March 3, 2009

Public Service Announcement

The concept of an academy for public service is solid, but the public sector needs more than manpower - it desperately needs brainpower, and top brainpower at that. We need judges and patent officers who grok current technologies, and qualified IT specialists who will apply that technology to reforming paper-form bureaucracy. We need urban planners who understand green design principles, and legislators who will update our building and zoning codes to accept those principles. We need ministers and advisors with expertise in addressing environmental and economic issues. We need math teachers who know math. We need education advisors who believe in the value of music, of art, of physical education. The list is endless.
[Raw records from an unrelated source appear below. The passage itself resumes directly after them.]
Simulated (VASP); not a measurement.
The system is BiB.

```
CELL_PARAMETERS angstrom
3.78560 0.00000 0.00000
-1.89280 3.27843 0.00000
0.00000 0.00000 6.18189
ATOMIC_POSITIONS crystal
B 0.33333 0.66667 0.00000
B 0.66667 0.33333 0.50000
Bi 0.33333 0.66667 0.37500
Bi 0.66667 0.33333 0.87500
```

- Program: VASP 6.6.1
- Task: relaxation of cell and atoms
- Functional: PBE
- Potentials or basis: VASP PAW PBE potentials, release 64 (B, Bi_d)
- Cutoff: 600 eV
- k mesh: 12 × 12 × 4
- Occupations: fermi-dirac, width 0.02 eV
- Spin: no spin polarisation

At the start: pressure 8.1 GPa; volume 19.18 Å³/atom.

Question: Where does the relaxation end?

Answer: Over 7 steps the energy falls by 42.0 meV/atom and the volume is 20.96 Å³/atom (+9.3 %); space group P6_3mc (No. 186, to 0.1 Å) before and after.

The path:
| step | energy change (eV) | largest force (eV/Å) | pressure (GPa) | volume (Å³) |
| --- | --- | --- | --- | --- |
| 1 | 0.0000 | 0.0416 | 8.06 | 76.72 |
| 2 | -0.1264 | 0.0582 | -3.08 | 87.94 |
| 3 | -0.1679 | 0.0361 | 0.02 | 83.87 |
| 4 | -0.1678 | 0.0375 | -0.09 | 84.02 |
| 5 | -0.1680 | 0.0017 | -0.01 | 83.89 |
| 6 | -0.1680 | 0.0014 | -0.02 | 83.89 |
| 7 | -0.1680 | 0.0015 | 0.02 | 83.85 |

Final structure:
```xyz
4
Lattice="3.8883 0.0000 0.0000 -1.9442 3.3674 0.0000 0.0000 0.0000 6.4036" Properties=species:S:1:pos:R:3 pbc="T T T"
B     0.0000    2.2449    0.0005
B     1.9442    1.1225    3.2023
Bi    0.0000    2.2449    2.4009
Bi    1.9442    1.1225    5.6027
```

Bottom line: the public sector is bloated and rife with nepotism, so much so that the very people who could reform it avoid it like the plague. After all, why spend years banging your head against red tape when Company X will put your skills to use immediately and pay you more for the privilege?

I'm going to make a controversial assertion: we need "braintrust conscription." We need to force our world's most knowledgeable and respected experts to spend two years using their skills in the service of the public good. We need to force our most experienced workers to become teachers. Conversely, we need to force our public servants to hold relevant qualifications.

I'm slowly becoming convinced that this is the only way to address our current problems. Our political circles are awash in so-called "leaders" - alpha-male types who git 'er done like blind (American) football players, conniving backroom puppetmasters, and a smattering of determined yet relatively impotent do-gooders. Enough. It's high time to bring meritocracy to politics. Iff the Public Service Academy can do that, I'm all for it.

1 comment:

  1. I wonder if it would be possible to make politics a real meritocracy? I don't think it can happen whilst it's democratic. At least here in the States, it's fairly evident that the voting public has no idea which people are best qualified to represent them, nor even (in general) what the opinions are of the people whom they are voting for. We can always go for Plato's philosopher kings.